Not long ago, I visited a 3rd grade classroom via Zoom to share Eric’s and my latest book, Honeybee: The Busy Life of Apis Mellifera. The story follows the thirty-five day life of a single honeybee – Apis – from the moment she emerges into the hive to the morning she drops wearily to the ground. To move the narrative forward and give it tension, I used the refrain, “Will she fly?” The answer for most of the book is “no.” Apis is hive-bound. She cannot go outside. She must stay in the nest, cleaning and building without ever feeling the summer breeze on her face until…
one glorious day,
when we can no longer bear for her to remain inside,
not one moment longer,
she creeps to the opening,
looks out and…
LEAPS!
Into open space,
and sunshine,
and blossom-sweet breeze.
FREE!
“Just like us,” piped up a third grade boy. “One day we’ll all come out of our hives, too. And we’ll fly.”
The rest of the class cheered.
For Apis?
For their classmate?
For a future out of their grasps for now?
Locked in at home, away from his classmates, remote and struggling to make sense of the new normal, this eight-year old had found something surprising in Honeybee. He found hope. Art and words had reconnected him with a world where the next good thing is possible.
Eric and I set out to tell the story of a single bee. We hoped readers would fall in love with Apis and by extension all honeybees. But kids are magical creatures. Through some kind of alchemy, they turn our stories into their own. They intertwine their experiences. They discover the personally meaningful, relevant and useful. In the vast inner space of their thoughts and imaginations, our work is remade into something new, something more, and something unexpected.
Will we fly?
I have that third grader’s word on it: We will.

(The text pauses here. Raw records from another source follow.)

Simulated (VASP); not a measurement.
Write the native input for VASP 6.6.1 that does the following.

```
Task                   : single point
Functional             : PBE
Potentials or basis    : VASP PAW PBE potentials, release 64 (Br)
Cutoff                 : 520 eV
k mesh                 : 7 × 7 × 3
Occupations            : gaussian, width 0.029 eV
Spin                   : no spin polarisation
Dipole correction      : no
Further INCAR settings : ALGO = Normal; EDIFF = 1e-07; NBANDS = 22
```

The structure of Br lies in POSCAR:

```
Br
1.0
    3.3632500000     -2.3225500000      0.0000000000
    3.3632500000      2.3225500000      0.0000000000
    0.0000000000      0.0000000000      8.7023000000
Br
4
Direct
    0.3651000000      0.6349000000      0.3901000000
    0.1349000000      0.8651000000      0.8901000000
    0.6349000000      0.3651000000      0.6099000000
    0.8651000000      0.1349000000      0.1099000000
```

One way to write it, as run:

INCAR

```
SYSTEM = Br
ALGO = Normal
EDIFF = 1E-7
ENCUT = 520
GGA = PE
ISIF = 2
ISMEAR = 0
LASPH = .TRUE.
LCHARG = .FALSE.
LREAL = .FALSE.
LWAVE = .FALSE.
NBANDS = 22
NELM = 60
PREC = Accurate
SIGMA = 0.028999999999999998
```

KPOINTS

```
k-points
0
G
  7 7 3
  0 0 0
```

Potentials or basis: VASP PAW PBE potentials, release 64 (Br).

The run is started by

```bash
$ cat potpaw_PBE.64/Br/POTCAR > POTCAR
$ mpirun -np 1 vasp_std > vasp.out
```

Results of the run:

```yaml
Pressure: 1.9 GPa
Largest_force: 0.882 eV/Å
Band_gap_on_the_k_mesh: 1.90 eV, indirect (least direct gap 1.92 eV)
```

This is a perfect example of what can happen when a book is placed into the hands of a child. A beautiful image for a beautiful story.
Beautiful picture. And third graders are the best!
Yes to the above! And a call out to the marriage of text and illustration that picturebooks are all about.
Reassuring words for us all. We will fly. I know we’re all beyond ready. Good to know that the natural world, in all of its beauty and creativity, has inspiration.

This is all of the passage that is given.